Monday, November 09, 2009

South of Broad

South of Broad

By Pat Conroy

Nan A. Talese-Doubleday, 2009

$29 .95

This novel has poetic descriptions of the city and nature. It is a moving story of racial tension that moves to love and harmony. Religion is taken seriously, with questioning, peace and showing perversity. There is a murder and natural mayhem. Moving rituals of honor and goodness are juxtaposed with vulgarity and delightful humor.

The city of Charleston, South Carolina, is seen in its glory with its broken and redemptive humanity. Pat Conroy describes the beauty of the city, the land and the water in poetic language and color.

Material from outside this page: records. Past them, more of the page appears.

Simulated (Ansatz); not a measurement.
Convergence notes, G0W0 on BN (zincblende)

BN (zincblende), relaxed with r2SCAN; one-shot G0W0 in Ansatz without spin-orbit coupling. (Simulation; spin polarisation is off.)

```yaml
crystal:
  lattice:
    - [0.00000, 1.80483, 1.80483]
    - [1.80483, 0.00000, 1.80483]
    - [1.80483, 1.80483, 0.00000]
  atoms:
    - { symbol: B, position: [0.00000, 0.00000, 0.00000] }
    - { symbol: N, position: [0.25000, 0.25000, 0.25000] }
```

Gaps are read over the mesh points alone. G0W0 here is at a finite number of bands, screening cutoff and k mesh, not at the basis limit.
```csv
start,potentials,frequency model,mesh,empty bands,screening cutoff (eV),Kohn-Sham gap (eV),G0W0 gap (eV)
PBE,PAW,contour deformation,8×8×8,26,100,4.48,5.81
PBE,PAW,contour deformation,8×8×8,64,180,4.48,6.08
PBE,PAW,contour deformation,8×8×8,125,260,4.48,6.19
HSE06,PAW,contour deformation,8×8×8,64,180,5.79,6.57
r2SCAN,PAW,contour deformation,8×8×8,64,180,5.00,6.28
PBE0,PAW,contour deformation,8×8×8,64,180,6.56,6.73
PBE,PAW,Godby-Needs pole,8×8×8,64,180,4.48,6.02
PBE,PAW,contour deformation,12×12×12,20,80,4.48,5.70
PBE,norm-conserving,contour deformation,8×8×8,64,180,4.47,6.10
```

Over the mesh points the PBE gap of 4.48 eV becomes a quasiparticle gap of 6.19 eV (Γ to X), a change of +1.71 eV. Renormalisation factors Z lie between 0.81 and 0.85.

The populace of the well to do who live south of Broad in Charleston is there; the rednecks, the African Americans, schools, college, churches and journalism are presented. The book explores all the important elements of a small city mixed into a tale of pain, hypocrisy, madness, race, wealth, snobbery, fear, revenge and hope and freedom.

Leo’s bother commits suicide. Their mother is principal of the high school. Leo is a nerd who falls in with some high school seniors of mixed race. They play football, begin dating eventually marrying and go to San Francisco to find one of their number who has AIDS. These good friends return to Charleston to a mad mother and murderous father and an important Roman Catholic prelate, a hurricane and final resolution.

The negatives are too much football, not enough intimacy and sex, and a too bizarre murder. But it is still a wonderful tale, gripping, wildly humorous and full of love and affection among friends of mixed race and sexual orientation.

Ann and I visited Charleston for five days in May of 2009 and really loved it. Our friend Bob Switz and his wife, Cheryl, live there and he took us on a horse drawn carriage trip trough the city streets.

Ann taught one of Pat Conroy’s daughters at Convent.

I was glad we went to Charleston and was delighted to read South of Broad.